Ryuhei Kitamura (THE MIDNIGHT MEAT TRAIN, DOWNRANGE) gives us the best of Satanic children and creepy priest figures with “Mashit”, a segment that begins with a shady suicide at a Catholic school before it explodes into full-on exploitative joy: nun-sex, demonic possession, a priest chopping children in half, and 80s-tastic creepy organ music accompanied by an appropriately whiny electric guitar. Next, in David Slade’s (30 DAYS OF NIGHT) “This Way to Egress”, we once again find ourselves somewhere in THE TWILIGHT ZONE with a black and white industrial nightmare featuring a mother lost in a high rise while looking for her missing children. Inhuman janitors mop the floor of slime-covered hallways to the rhythm of disconnected payphone signals. It’s the film that feels most like an actual nightmare, and the collection’s highlight.
The finale is Mick Garris’s own “Dead”, an intense and emotional commentary on the paranormal I-see-dead-people subgenre starring a piano prodigy whose parents are brutally murdered. In a lot of ways it’s the most straightforward entry in the anthology, recalling classic ghost stories but remaining very much its own beast. It’s the perfect note to segue into the final scenes of a frame story that boasts Mickey Rourke as “The Projectionist” as he smokes mysteriously while his theater patrons die.

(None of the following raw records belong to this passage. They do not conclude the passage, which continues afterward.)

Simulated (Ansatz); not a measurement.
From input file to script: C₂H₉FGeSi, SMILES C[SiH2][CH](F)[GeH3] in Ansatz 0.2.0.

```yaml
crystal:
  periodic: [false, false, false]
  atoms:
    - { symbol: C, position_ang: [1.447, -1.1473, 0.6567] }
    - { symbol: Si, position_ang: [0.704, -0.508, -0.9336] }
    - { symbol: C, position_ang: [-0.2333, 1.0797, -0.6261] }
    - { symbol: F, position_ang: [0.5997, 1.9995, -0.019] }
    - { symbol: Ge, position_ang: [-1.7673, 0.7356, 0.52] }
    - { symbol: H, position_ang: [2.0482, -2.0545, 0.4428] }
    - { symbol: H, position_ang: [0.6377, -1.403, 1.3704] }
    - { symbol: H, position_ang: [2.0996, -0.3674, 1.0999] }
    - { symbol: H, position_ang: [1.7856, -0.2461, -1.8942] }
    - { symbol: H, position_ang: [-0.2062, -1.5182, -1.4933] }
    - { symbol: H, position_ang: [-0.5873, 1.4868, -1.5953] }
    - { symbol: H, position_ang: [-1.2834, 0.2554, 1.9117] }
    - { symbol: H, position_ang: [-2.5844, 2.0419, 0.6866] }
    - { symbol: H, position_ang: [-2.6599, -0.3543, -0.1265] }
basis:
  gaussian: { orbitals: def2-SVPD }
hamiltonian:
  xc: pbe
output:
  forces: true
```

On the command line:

What makes NIGHTMARE CINEMA work, unlike a lot of anthologies, is that that same amount of care that was found in every episode of MASTERS OF HORROR is given to each of the five segments. The selections have been carefully curated to run the gamut of styles and emotions available in horror cinema, from absurdity to gore to minimalism and back again. This isn’t just a bunch of directors throwing paint at a wall. NIGHTMARE CINEMA is not a collection of films that exists in a vacuum; it exists, and acknowledges its existence, as part of the larger horror tradition. And that is its greatest strength.
Along with some good old-fashioned exploding heads.